Reagan's GOP triumph -- end of lean times for party conservatives
Detroit — Ronald Reagan's nomination as Republican presidential candidate in Detroit fulfilled a 16-year longing of his party's right wing for power. GOP conservatives, frustrated in their efforts since the 1964 loss by nominee Barry Goldwater, had a lot to celebrate in Detroit last night. They not only got their nominee and the right to bid for the White House in November, but they also heavily embroidered their conservative philosophy on the GOP campaign banner, the party platform.
Ironically, Mr. Reagan's main political challenge in Detroit has become how to let the conservative faithful have their day of glory and still assert his own right to lead them by saying "no" to further demands that might compromise his election.
The vice-presidential choice lingered partly because Mr. Reagan found it hard to impose his will on the faction he championed, party insiders here said. The bid to former President Ford -- cut off by a Ford signal Tuesday before it reached him, then the subject of a day- long lobbying effort Wednesday and a rumored draft on the convention floor -- would have saved Mr. Reagan from having to decide between a conservative or moderate running mate. And it would have saved him from having to choose George Bush, the logical candidate with whom he reportedly does not feel comfortable.

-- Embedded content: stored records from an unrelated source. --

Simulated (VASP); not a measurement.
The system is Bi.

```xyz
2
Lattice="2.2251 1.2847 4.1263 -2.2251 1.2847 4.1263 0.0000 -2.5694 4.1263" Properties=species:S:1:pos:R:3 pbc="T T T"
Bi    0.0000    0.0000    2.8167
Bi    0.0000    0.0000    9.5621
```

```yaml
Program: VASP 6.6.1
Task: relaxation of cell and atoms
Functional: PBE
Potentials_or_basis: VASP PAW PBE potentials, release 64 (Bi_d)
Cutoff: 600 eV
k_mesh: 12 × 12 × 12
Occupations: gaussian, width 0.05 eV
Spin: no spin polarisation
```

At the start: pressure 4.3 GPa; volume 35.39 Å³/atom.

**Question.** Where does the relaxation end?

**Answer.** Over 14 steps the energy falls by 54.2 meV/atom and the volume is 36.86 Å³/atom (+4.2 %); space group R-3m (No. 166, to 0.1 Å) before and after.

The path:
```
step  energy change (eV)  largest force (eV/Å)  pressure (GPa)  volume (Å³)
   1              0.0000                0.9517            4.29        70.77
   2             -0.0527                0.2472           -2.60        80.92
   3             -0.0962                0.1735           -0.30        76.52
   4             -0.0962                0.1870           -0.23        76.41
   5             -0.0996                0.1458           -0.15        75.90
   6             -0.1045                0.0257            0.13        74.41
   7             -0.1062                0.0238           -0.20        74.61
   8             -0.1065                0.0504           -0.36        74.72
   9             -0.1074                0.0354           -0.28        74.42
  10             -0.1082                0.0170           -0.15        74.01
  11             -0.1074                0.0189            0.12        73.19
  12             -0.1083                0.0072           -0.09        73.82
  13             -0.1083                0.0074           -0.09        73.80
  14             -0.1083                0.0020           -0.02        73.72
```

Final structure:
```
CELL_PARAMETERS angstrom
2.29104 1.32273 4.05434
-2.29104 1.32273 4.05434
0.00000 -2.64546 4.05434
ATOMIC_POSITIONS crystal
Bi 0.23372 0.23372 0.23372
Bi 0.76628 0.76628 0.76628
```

Conservative operatives in his own camp participated in the efforts to veto moderate Sen. Howard H. Baker Jr., and then George Bush. The question became whether he would allow the conservatives to continue their veto string or impose his power of decision by picking a running mate who would broaden the party appeal and give him a better chance to win in the fall.
And, supporters and observers began to ask, how much would his administration yield in policy decisions later?
Meanwhile, many of the GOP conservatives here feel, despite their obvious success with Mr. Reagan's nomination, that their conservative message is not yet clearly getting through to the public. They feel impelled to push their brand of conservatism harder, on guard against what they see as a sneak liberal counterattack.
"They've been beating us up so long with words," says Illinois Congressman Philip Crane of the liberals. "They say they're moderate, and we're ultras, Neanderthals.
"They're really liberals, but they call themselves moderates. They started out five years ago as 'fiscal conservatives' and 'social liberals.' Now they call themselves 'social moderates.'"
Referring to a passage in the new party platform mentioning "traditional family values and the sanctity of innocent human life," Mr. Crane complained: "To our liberal friends these are buzz words -- for 'right to life,' and so forth. They say we are grasping, greedy, indifferent to the problems of the world."
The crux of the problem for GOP conservatives in Detroit was how to follow up their success, many of their leaders acknowledged.
They were pleased so far. "What we really want is to elect someone who's an instinctive conservative," said a leader of the Michigan delegation. "Reagan's a gut conservative. And we have an excellent platform."
Though united behind Reagan, the conservatives found themselves divided over a vice-presidential choice, with no mechanism for coalescing behind a single running-mate selection. What is lumped together as "conservative" is really a loose alliance of conservative factions, many responding to single issues like gun control and abortion, political observers note.
Mr. Reagan also seemed to be struggling this week to follow up his nomination win with concrete leadership.
He did recoup from his failure to attend the recent National Association for the Advancement of Colored People gathering in Miami by inviting NAACP director Benjamin Hooks to address the GOP convention.
And the Reagan forces "rehabilitated" former Secretary of State Henry Kissinger as a Reagan partisan -- forming a link to the Nixon- Ford administrations, in which foreign policy was a Republican strong suit. Mr. Kissinger, in effect, offered his services and foreign policy experience to a Reagan candidacy seen as weak in that regard.
But Mr. Reagan's campaign management system -- a committee that supposedly works by consensus -- was seen here as failing him in its handling of vice-presidential selection, matched by his personal failure to act decisively.
The Ford overture was characterized by a close observer as "at least one part genuine bid to forge a dream ticket, two parts Machiavellian attempt to derail a consensus building for Bush, and several parts ineptitude." The result was at least a temporary Ford rebuff and the stigma of compromise for the eventual nominee.